As it is, just getting MPO's and State DOT's to have to consider all users in the design process (and when refurbishing old roads) is a huge step forward from "move as many cars as possible, as fast as possible."

Part of the idea of complete streets is that not every street has to be made for all users — it's just that they have to think about whether or not other users will need to access it. Some really should be geared towards cars, just like some should be geared primarily towards people and bikes.

Ward 6 is completely different of course. Every new street there should have a wide sidewalk, and if not on all streets, there should be obvious bike corridors/lanes on certain streets to provide connectivity...

I'm a little concerned about the creeping assumption that streets are not made for bicycles unless they have a bike lane. I admit to being biased, as am still not convinced of the utility of bike lanes (and, indeed, avoid some other bike lanes as simply not safe enough), however, I still wonder whether the next step - after building tons of bike lanes - is to deny bikes from roads without those lanes. Or, indeed, deny bikes from the right to ride on the road when there are bike lanes present.

I've heard the 'bike lanes are just the first step to complete segregation' argument before, and I don't think it holds water.
First of all, I've never heard of it happening anywhere - I know that's the case in Maryland, but that's an older law. We're behind other cities on this and I don't see any signs of Davis or Portland banning bikes from other parts of the road.
I think it would be politically impossible for DC to deny bikes from roads without bike lanes. After adding bike lanes which studies show increase cycling, there will just be too many cyclists out there. I think it's important to be vigilant, but the arc is definitely bending in our direction.
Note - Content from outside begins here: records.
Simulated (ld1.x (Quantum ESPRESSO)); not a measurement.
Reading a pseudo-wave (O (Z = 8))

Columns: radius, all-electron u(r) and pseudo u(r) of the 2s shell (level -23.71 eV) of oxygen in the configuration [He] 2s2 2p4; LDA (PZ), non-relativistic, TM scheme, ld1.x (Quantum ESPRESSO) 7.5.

Portland has a mandatory bike lane law (Oregon state law actually).

I'm really impressed with everything WABA is doing. I don't want to distract from that with a long discussion of bike lanes, so I'll keep it short. I think they're a good thing but there are places where I wouldn't use them. The picture shown is one of those places... too close to parked cars (though why the double stripe? maybe that's meant to help).

What I like about Complete Streets policies, and what Councilmember Wells point gets at, is that the burden of proof is put on the Dept. of Transportation to say why a street doesn't need bike/ped/transit/accessibility accomodations vs. the current state of having to advocate FOR them. With that said, a wide outside lane can be as much an accommodation as a bike lane. There is no one size fits all facility for cyclists on every stretch of road.

Ok. I stand corrected

Oregon law 814.420 Failure to use bicycle lane or path

Still, running back to my little bit of ground left, I haven't seen this series of steps.

Step 1 - optional use of bike lane law
Step 2 - add bike lanes
Step 3 - mandate use of bike lanes
Step 4 - rinse and repeat

But I'm sure Contrarian's got an example of that too.
Step 2 -

I do hope the 14 miles of new bike lanes are better implemented than some of the lanes we've seen recently -- I'm thinking Thomas Circle and the incredible vanishing bike lane on E street NW, for instance.

"Facilities" like that are worse than nothing.

"But I'm sure Contrarian's got an example of that too.
Step 2 - "

I can't think of any place that implemented a mandatory bike lane law before they had bike lanes. Think about it.

Dude, you are blowing my mind!

But could God make a bike lane so dangerous that even he couldn't ride in it?

By extension, you couldn't have an optional bike lane law without bike lanes either.

The Q Street bike lane shown in the picture is actually one of the ones I approve of, along with its west-bound companion on R Street. It may look like a door zone lane in the picture, but it's a nice wide one-way street, and the bike lane moves motorists out of the center of the road and over to the left. This is good for cyclists because bicycles often travel faster than automobiles on this stretch of road.

Before the bike lane you would have to weave through traffic on this street.

In the picture I can just barely see the house that I used to live in.

The Portland bike lane law has many exceptions for bicyclist safety. Contrarian's statement is too simplistic.
There is extensive discussion of this on the BikePortland site, accessible through the link on the left side of this page.

I agree with Contrarian (and, in doing so, I'm not being contrarian) that Thomas Circle might just be better without bike lanes. I use them sometimes to get around all those pesky motorized vehicles, but I'm really really really careful when I do, 'cause I don't want to get whacked by somebody randomly pulling into the lane without warning.

In terms of a "creeping assumption," honestly I wasn't just referencing laws. I was more thinking about attitudes. Frankly, I think we're already there. There are plenty of people out there who think that bikes are required to only be in bike lanes; believe it or not, I've even met people who think they are allowed only on streets that are designated "bike routes"!

Further, I've seen some bike lane designs where the bikes and the motorists ARE separated held up as a good example. That does, in fact, strike me as segregation. And, if implemented, do you really believe people wouldn't think "that's where the bikes belong." This wouldn't be the end of the world, of course, although in the chaos of DC, I can easily imagine segregated bike lanes, depending on their proximity to sidewalks, becoming just another sidewalk. And, with that, so much for the advantage of getting there fast by bike.

I'll admit I'm colored by my own experiences. For starters, I live in a neighborhood where the bike lane is really a double parking lane. Makes no difference what the law says. Thus, I don't see bike lanes as creating a more inviting street; I see them, rather, as creating a false sense of security.